I took my BA in Classics here at Cambridge, and then returned to start the MPhil in October 2013. I have found my first year as a postgraduate extremely stimulating: you are given great independence to try out new ideas and write papers on a wide range of topics, and simultaneously receive strong support from your supervisor, other academics and the highly-integrated graduate community.
Graduates are extremely well catered for here: we have 24 hour access to the library, a graduate representative and even our own common room. I have enjoyed hearing ‘home’ and visiting academics give papers at our weekly seminars, and learning the art of delivering papers myself at the Graduate Interdisciplinary Seminar. My wider knowledge of the Classical world as well as my specialist research interests have greatly benefited from the constant sharing of ideas that the Cambridge Classics Faculty encourages.
I came to Cambridge from the U.S. for the MPhil in 2013-14. What attracted me here was the Classics Faculty's strength in ancient philosophy, and that core aspect of my experience has been every bit as productive and stimulating as I expected. In other ways, student life in Cambridge has exceeded my expectations, and altogether I've had a very memorable year.
The Faculty's B Caucus -- Ancient Philosophy -- is a sizable and active community, with various seminars and lectures available in addition to MPhil coursework. Working with Robert Wardy and James Warren, among others, I've learned a tremendous amount and had a good time doing it. That's great in itself, but thanks to additional opportunities on offer at the Faculty, my year has been really exceptional. Specialist skills classes in numismatics and epigraphy, an exchange program that took me to Munich, a travel grant that allowed me to tour Roman-era sites in Israel…the list goes on.
Cambridge student life outside the faculty is good, too. Playing University Blues athletics has been a solid way to stay physically active and see more of the UK, the various faculties and colleges hold more special lectures than I could ever hope to attend, and college life has offered a separate and unique experience of community.
Before coming to Cambridge, I have earned a BA in Classics and another one in Theology from the University of Bucharest, and then an MA in Patristic Theology from Augustinianum (Rome). My long interaction with Maximus the Confessor’s (580-662) theology and Neoplatonic philosophy eventually helped me understand that I need a thorough knowledge of everything that happened in Greek philosophy before middle Platonism, especially Plato, Aristotle and the Stoics.
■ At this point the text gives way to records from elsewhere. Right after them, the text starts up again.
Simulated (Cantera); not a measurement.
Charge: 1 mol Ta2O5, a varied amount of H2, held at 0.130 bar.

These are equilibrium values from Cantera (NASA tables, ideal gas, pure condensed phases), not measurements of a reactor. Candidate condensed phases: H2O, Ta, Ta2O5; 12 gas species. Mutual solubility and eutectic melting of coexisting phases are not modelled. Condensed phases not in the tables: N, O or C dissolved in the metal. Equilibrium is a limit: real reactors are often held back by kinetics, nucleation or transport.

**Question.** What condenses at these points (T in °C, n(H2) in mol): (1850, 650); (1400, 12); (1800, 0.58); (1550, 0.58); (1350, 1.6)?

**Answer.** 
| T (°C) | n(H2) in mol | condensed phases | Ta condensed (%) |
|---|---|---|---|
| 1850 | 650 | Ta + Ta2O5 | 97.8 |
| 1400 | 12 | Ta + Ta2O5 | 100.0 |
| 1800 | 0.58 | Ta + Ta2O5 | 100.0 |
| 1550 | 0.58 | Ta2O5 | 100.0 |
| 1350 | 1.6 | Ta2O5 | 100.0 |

During the one-year MPhil in Ancient Philosophy I have written three essays in the philosophy of mind – about Plato’s self, perception in Aristotle, and Nemeius of Emesa’s polemics against Cleanthes and Chrysippus on soul’s immateriality – and a thesis entitled The Identity of Individuals in the middle books of Aristotle’s Metaphysics.
This MPhil is basically a research oriented programme, and it fits beautifully anyone who wants to think independently and critically and to learn how to do academic research at the highest level. I find the supervision sessions particularly useful: they helped me clarify my language and consequently my thoughts.